While the rest of Japan will be cheering on their national side the Blue Samurai, residents in the village have a soft spot for the Cameroon team, whose players won local hearts and minds years ago.

Nakatsue-mura, on the southern island of Kyushu, adopted the African side as their own when the team picked the location as their training camp for the 2002 World Cup held in Japan and South Korea.

"Residents say we want to support the people we actually met rather than the Japanese national team, whom we have never met," said Shunsuke Hase, a local resident active in maintaining special ties with Cameroon.

Cameroon's star striker Samuel Eto'o "is like a grandson to many people here. He was a naive young man when he came here", Hase told AFP hours before the Japan-Cameroon match.

Until the 2002 World Cup, many of the village's roughly 1,300 residents had never seen a match of football.

But the village received national attention for the enthusiastic welcome it gave to the Cameroon players, who are remembered for their warm exchanges with local children and the elderly.

Residents plan a public viewing of the match with drinks and all-you-can-eat Cameroon food. Staff from the Cameroon embassy were scheduled to visit the remote region for the event.

The village's former mayor was set to attend the match in South Africa and sit alongside Cameroon supporters.

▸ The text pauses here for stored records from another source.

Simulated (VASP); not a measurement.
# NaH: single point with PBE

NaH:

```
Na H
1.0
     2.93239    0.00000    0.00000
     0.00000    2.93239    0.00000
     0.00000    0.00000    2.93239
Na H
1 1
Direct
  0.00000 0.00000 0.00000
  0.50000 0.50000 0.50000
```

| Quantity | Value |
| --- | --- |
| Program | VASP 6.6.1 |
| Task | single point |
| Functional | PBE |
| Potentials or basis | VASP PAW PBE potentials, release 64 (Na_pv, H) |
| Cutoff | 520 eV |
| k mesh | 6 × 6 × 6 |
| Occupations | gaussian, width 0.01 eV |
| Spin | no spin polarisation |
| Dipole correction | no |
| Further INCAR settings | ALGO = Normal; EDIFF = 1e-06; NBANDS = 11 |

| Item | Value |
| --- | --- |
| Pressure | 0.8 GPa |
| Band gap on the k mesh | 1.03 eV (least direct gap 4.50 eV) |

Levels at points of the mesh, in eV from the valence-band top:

Many of the villagers have kept private contact with some of the Cameroon football officials and visited the African nation, Hase said.

Ahead of the Japan-Cameroon match, Hase has worked with area residents to collect donations - including more than 300 pairs of shoes and 31 footballs - to give to children in Cameroon.

"I was expecting to collect about 30 pairs of shoes. But the response was overwhelming," he said. "We are considering doing this again in future."